Overview of the Criminal Procedures in Massachusetts State District Courts

Most criminal cases in Massachusetts happen in the District Court system. This system oversees most crimes and charges throughout the greater Boston area and the Commonwealth of Massachusetts. More serious cases take place in the Massachusetts Superior Court, which has its own system of procedures and penalties.

If you have charges pending against you, always talk to an attorney for expert legal advice and what will be the best way to defend yourself against those charges. Avoid talking to the police about legal advice and how your case might be handled. It is generally in your best interest to speak to an attorney once you have been charged or if you believe you are about to be charged with a crime. Our attorneys are available around the clock to offer you the best legal counsel and representation possible. Call 617.492.3000 or 800.481.6199 (toll free) or contact us online to request your free case evaluation.

Arrest/Summons: Beginning the Criminal Process

An arrest happens when the police take a person into custody who law enforcement officials believe have broken the law. At the scene, the police will interview witnesses about what happened, and the accused person will also be asked to give a statement. It is usually best for the accused to avoid speaking to the police, as this statement can be used to help acquit or convict the person later on.

After an arrest, the person goes to a police station to be booked; the person is fingerprinted, photographed, and answers general questions such as name, address, and so on. Miranda Rights, which are the right the remain silent, the right to have a lawyer, the right to have a lawyer free even if the person cannot afford one, and the right to stop questioning at any time, will be read before any more questioning will begin. The accused should insist on speaking to a lawyer before giving any answers, in order to avoid self-incrimination.

Once a person is arrested, a bail commissioner determines what the bail amount, if any, will be. The arrested person is then allowed to make calls to try to pay the bail, and is then released. The person is then expected to appear in court, usually the next business day. It is highly recommended to retain a Boston, Massachusetts criminal defense attorney prior to arraignment.

A summons is paperwork mailed directly to a person showing that a criminal complaint has been or will be issued against that person. He or she needs to be in a specific court at a particular day and time. If that person does not appear, a warrant is issued for that person and he or she can be arrested from that point on. Should you receive a summons in the mail, it is generally in your best interest to contact a criminal defense attorney so you can understand what you are being charged with as well as the possible consequences of such charges.

Court Procedures

An arraignment is the first court appearance scheduled after an arrest or summons (typically the next business day after an arrest, or the court date mentioned in the summons) and it is where the accused is formally told what the charges are against him or her. It is also where the court enters a plea for that person, and where the accused will find out if there is additional bail set against him or her in addition to what was set by the bail commissioner earlier. The accused should also get paperwork that details his/her charges (called the Complaint), a police report, and the date and time of the pre-trial conference, which is the next court date scheduled.

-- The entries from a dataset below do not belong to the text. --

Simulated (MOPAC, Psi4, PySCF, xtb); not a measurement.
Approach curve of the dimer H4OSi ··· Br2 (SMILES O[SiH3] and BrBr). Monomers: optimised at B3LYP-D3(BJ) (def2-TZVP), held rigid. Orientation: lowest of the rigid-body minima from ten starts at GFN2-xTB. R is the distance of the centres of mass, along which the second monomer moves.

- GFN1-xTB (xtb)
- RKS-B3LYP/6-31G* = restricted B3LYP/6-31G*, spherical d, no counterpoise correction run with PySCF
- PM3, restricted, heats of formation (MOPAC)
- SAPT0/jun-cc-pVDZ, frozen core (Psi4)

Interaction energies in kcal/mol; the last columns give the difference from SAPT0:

The pre-trial conference, typically four weeks after the arraignment, is when the accused’s lawyer defending the case and the assistant district attorney (ADA) prosecuting the case talk about potential plea options (how the case can end before going to court) or if the case will go to court. If so, a pre-trial conference report is written that details that both the prosecution will turn all its evidence to the accused, and the defense will turn over certain information to the ADA. The next court appearance set for the accused is the compliance and election date, which is usually about four weeks away.

The compliance and election date is when all evidence should be handed over to the accused, and when the accused states if he or she wants a trial by a judge alone, or by a jury. This is a decision that is best discussed with one’s attorney to determine the pros and cons of each. The trial date is set at this time.

In the District Court, a trial is heard by a judge alone or by a jury of six random people chosen from the greater population. In any trial, the government must prove that the accused is guilty beyond a reasonable doubt. A trial begins with the prosecution making an opening statement, which shows what the evidence is expected to support the case against the accused. The defense attorney can also make an opening statement or not. The prosecution then calls witnesses and questions them and the defense attorney can then cross-examine each witness. Once the prosecution is done calling witnesses, it rests its case. The defense attorney can then call witnesses, though does not have to do so, and then rests its case. Then the defense attorney and then the prosecuting attorney each make their closing arguments.

At this point, a judge either decides on his/her own, or a jury deliberates by analyzing all evidence and witness statements to determine, beyond a reasonable doubt, whether the accused is guilty of the charges or not. The jury’s decision must be unanimous.

Plea Bargaining

There can be several conditions where the defense and the prosecution discuss pleas before a case goes to trial. This can happen when there is a very strong case where the accused has confessed to the crime, or because the case is likely to be resolved where the accused will not have a criminal record as a result of the plea. Different situations can involve dismissing the charges if court costs are paid (typically in very minor charges, such as bouncing a check), pre-trial probation or continuance without a finding, where the accused can promise to stay out of trouble, do community service, for a particular amount of time. At the end of that time, the case is dismissed if the probationary time passed without any problems. There is also a guilty finding plea, where the accused is convicted, but the plea may lessen the punishment to probation instead of jail time.